League of Ireland TV is here and it’s exactly what you’d expect

Jack O'Toole

When I was in college I used to regularly drive up and down the country covering League of Ireland games for Goal.com.

In a typical week during the season I might have travelled to Oriel Park to cover Dundalk on a Friday night, to Tallaght Stadium to report on Shamrock Rovers for a mid-week Cup game, to the Carlisle Grounds in Bray for whenever I decided it would be a good idea to freeze my fingers off for 90 minutes in early February.

It was a great experience for a student journalist looking to go watch football and interview managers and players.

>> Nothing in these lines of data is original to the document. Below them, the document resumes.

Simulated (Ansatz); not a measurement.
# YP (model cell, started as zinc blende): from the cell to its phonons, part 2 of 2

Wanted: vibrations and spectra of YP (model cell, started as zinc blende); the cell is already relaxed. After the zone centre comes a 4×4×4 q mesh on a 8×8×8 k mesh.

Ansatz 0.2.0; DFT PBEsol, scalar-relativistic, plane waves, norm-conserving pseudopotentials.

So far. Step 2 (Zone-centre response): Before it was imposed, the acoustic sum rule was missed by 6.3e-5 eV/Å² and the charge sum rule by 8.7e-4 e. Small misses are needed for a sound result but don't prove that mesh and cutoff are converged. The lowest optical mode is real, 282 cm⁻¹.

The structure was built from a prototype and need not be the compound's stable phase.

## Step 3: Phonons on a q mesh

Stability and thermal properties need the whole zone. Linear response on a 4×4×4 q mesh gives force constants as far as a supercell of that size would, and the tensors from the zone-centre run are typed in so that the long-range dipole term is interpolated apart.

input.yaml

I got to write match reports, ask questions, watch how other journalists approached their craft and above all else, enjoyed the novelty of gaining accreditation and being paid to attend a football match. As far as I was concerned, a better job in college did not exist.

Eventually, Goal.com ceased their weekly coverage of the League of Ireland. It wasn’t worth the investment for one of the world’s biggest football sites and the situation in Ireland is not much better.

After college I went to work on the online desk at the Irish Independent. 

The Independent have some great football reporters but in a world where you get live feedback on the readership figures for each and every story that is published, League of Ireland stories are generally pushed more towards the online graveyard than they are towards the top of the home page. You’re lucky if the reports of your favourite team are tweeted.

It’s hard for national publications to send reporters to events that are of little interest to the nation and it’s equally hard to promote a league where national publications are hesitant to send reporters to games for that very reason. It’s a cycle.

The League of Ireland punches well above its weight in terms of coverage but a lot of the reporters covering the league are writing stories to either fill a page on a newspaper, or alternatively and increasingly, for some startup podcast/website/blog etc.

In an online world where goals are all over Twitter within minutes of being scored, it took just under two days for Kieran Sadlier’s goal from just outside his own box to find its way onto Twitter. The PRO14, who are by no means a social media juggernaut, are tweeting videos of tries during games.

RTE run a highlights show called Soccer Republic at 11:05pm on a Monday night (the broadcasting equivalent of the graveyard timeslot), the League of Ireland run their own podcast and a number of national news publications also run their own LOI podcasts as they try and make the transition to a more contemporary format.

But if there was ever a league where a Fan TV channel could work it’s the League of Ireland. It’s essentially a blank canvas. Throw shit against the wall and see what sticks.

LOI TV and Irish Football Fan TV are the first real incarnations of fan channels in the League of Ireland, and despite being only four months old, LOI TV fan reaction videos already have more views than highlights of the actual games they are covering, and more eyeballs watching them than there are those that are reading reports of the games they’re talking about.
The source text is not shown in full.